Baltimore Ravens: Who Is The Team MVP?

By jeffreykryglik
Andrew Weber – USA TODAY Sports

Earlier in the 2013 NFL season, I wrote about why Baltimore Ravens kicker Justin Tucker should be the team’s MVP. You can’t convince me otherwise as he has been the most consistent performer on this roster week in and week out. Sure, he doesn’t play as much and is only used in certain situations, but the second-year kicker is virtually automatic in those situations.

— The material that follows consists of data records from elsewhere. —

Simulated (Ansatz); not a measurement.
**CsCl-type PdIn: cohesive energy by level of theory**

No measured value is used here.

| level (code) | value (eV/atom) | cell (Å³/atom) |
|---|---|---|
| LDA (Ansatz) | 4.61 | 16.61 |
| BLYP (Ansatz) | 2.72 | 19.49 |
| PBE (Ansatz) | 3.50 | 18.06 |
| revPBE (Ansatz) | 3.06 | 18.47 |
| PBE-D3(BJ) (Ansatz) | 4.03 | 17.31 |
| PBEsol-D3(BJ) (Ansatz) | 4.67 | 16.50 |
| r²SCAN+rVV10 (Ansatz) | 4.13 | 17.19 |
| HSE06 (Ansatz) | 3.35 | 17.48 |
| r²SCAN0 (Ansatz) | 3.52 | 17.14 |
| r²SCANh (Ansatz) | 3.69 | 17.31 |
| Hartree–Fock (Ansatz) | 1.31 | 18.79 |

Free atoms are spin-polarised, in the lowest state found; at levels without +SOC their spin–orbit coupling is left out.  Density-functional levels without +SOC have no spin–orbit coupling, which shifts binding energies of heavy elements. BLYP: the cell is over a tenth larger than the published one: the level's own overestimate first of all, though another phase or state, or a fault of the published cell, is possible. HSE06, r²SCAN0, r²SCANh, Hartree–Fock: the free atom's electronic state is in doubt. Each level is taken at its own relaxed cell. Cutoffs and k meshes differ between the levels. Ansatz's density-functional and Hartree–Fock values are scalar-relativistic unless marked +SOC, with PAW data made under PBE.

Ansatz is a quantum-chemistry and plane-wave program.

To be fair, I must give an argument as to why each of the nominees for team MVP can win the award as all of them are deserving candidates. They are discussed in the order I would vote:

Simply put, when the Ravens need Tucker to make a kick, he basically says “I’ve got this.” The undeniable confidence he has in just his second season as the starting kicker is admirable and quite frankly amazing. Kickers usually don’t get drafted, but Baltimore certainly out-kicked their coverage (pun intended) with the guy who beat out Billy Cundiff for the starting kicker job last summer.

It doesn’t matter where he has to kick from as Tucker is 6-for-7 from 50 and beyond, and is 35-37 overall, making 33 consecutive field goals. With an offense that struggles to find the end zone once they cross into opposing territory, especially the red zone, having a virtually guaranteed three points is something that can help head coach John Harbaugh sleep a little easier.

Daryl Smith is the team’s leading tackler and most consistent defensive player week in and week out. Getting the 10-year veteran from the Jacksonville Jaguars looks like a steal at this point as no one is comparing the physical impact he’s had on the field to that of Ray Lewis last season.

The 31-year-old leads the team in tackles with 107,  is second on the club with 18 passes defended, tied for the team lead in interceptions with three and is third on the team with four and a half sacks. You can’t ask for a much more complete player.

The only reason as to why I rank him second is because he has looked pedestrian at times (see Weeks 1 and 12 game logs) but other than that, he will likely garner a lot of votes as his role on the team is much more expansive than Tucker’s.

While Joe Flacco hasn’t had the season many hoped a $120 million man would have, he is the one that has to get Tucker into position to kick those field goals. The running game has been nonexistent. The offensive line play has been offensive to say the least. And through all that, Joe is still winning football games.

The game against the Minnesota Vikings is the best example of what he truly provides to this team: a calm, collected leader who never gives up no matter the situation. When your quarterback never mails it in no matter the score, that’s when you have a competitive organization year in and year out.

Quite possibly the unsung hero for the entire team, no one has stepped up their game more than Jimmy Smith, the former 2011 first-round pick. He has taken on the likes of Calvin Johnson, Josh Gordon, Antonio Brown, Alshon Jeffery and Brandon Marshall, and passed all of the tests with flying colors.

You know you’re doing your job as a corner when your statistics aren’t as prevalent in the passes defended or interception column because teams are simply avoiding that side of the field.

With tight end Dennis Pitta out for most of the 2013 season, the No. 1 target became Torrey Smith, and he more than stepped up to the challenge. Smith has had some bad games where he was invisible at times, but it can’t be denied that he’s had a single-season career-high in both catches (59) and yards (1,042) this season. Smith is still the most consistent deep ball threat this offense has, and he has created new opportunities for speedster Jacoby Jones on the outside.